Leaving the Capitol Friday, Collins said of witnesses: "I haven't heard the other half of the case yet. I tend to like information." Murkowski gave a similar argument that she's only heard from the House's team.
Senate Democrats praised Schiff and the other six impeachment managers for a powerful performance in laying out a meticulous case for impeaching and removing the President. Sen. Chris Coons, a Delaware Democrat, said that Schiff's comment was a "slight misstep of a few sentences in his closing," but added that it does "not effect the evidence, the case or its soundness."
Now the President's team gets its turn to detail Trump's defense, beginning with a three-hour session on Saturday, which will set the stage for a looming vote over witnesses that will occur after the senators get to ask questions of both sides. GOP Senate and White House sources are confident they will be able defeat the motion for additional witnesses and documents.
Democrats highlight McCain and Putin clips
Schiff and the other managers made a direct pitch to the senators throughout their three days of arguments, which concluded Friday with the case that Trump obstructed Congress in an unprecedented way by stonewalling the House's subpoenas.
They repeatedly played clips of the President's own words against him, and even showed an interview of the late Sen. John McCain -- an Arizona Republican beloved by many in the Senate chamber who famously clashed with Trump -- talking about the importance of Ukraine as a bulwark against Russia.

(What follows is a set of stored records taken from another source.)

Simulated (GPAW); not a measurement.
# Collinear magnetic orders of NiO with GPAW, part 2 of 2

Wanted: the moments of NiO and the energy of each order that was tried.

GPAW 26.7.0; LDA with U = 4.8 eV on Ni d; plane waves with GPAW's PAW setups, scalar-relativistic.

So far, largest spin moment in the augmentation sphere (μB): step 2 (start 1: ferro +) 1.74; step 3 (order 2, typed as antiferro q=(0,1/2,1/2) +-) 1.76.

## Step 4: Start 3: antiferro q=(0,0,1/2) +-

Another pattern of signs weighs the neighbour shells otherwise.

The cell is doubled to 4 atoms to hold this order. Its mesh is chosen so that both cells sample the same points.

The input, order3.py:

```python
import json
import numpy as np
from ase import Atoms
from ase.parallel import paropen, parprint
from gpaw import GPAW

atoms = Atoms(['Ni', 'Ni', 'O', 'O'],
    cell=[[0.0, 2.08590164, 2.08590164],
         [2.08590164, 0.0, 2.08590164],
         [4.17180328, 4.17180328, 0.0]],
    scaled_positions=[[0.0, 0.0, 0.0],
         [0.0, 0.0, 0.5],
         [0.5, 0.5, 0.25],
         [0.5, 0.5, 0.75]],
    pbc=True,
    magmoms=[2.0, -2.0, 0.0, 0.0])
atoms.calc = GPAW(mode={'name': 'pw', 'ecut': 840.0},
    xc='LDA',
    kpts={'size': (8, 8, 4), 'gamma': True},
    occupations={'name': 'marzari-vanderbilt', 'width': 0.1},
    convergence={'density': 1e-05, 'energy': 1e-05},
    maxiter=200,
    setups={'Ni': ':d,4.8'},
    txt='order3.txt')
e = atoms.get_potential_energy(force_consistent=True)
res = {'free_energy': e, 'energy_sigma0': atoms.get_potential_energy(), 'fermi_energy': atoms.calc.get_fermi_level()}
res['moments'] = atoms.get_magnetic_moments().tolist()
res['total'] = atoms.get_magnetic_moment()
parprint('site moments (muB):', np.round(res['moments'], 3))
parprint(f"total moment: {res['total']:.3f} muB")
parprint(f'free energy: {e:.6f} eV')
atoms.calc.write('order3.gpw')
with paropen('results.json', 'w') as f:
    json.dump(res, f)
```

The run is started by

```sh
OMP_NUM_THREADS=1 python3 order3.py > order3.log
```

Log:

Schiff then showed Trump's news conference with Russian President Vladimir Putin in 2018 in which Trump talked about the Democratic National Committee server conspiracy, calling it an "intelligence coup" for Russia. "Why? Because a former Mayor of New York persuaded a President of the United States to sacrifice all of that for a cheap shot at his political opponent," he said.
"I think we have done a very good job of doing what the House managers asked to do. We are hearing the case eight or nine hours a day," said Sen. Lamar Alexander, a Tennessee Republican, one of the senators Democrats are looking toward. "We are going to hear the President's argument. We are going to listen to the answers to our questions, study the record and see if we need more evidence at the point. I'll make my decision after I hear all of that."
Asked if he was open to hearing from witnesses like former national security adviser John Bolton or acting White House chief of staff Mick Mulvaney, Republican Sen. Cory Gardner of Colorado said: "We've heard a lot of impeachment witnesses."
The House managers used video, quotes and tweets from Trump to bolster their case, including the President's attacks on witnesses who testified during the impeachment inquiry like Yovanovitch and Bill Taylor, who was the top US diplomat in Ukraine after Yovanovitch was ousted.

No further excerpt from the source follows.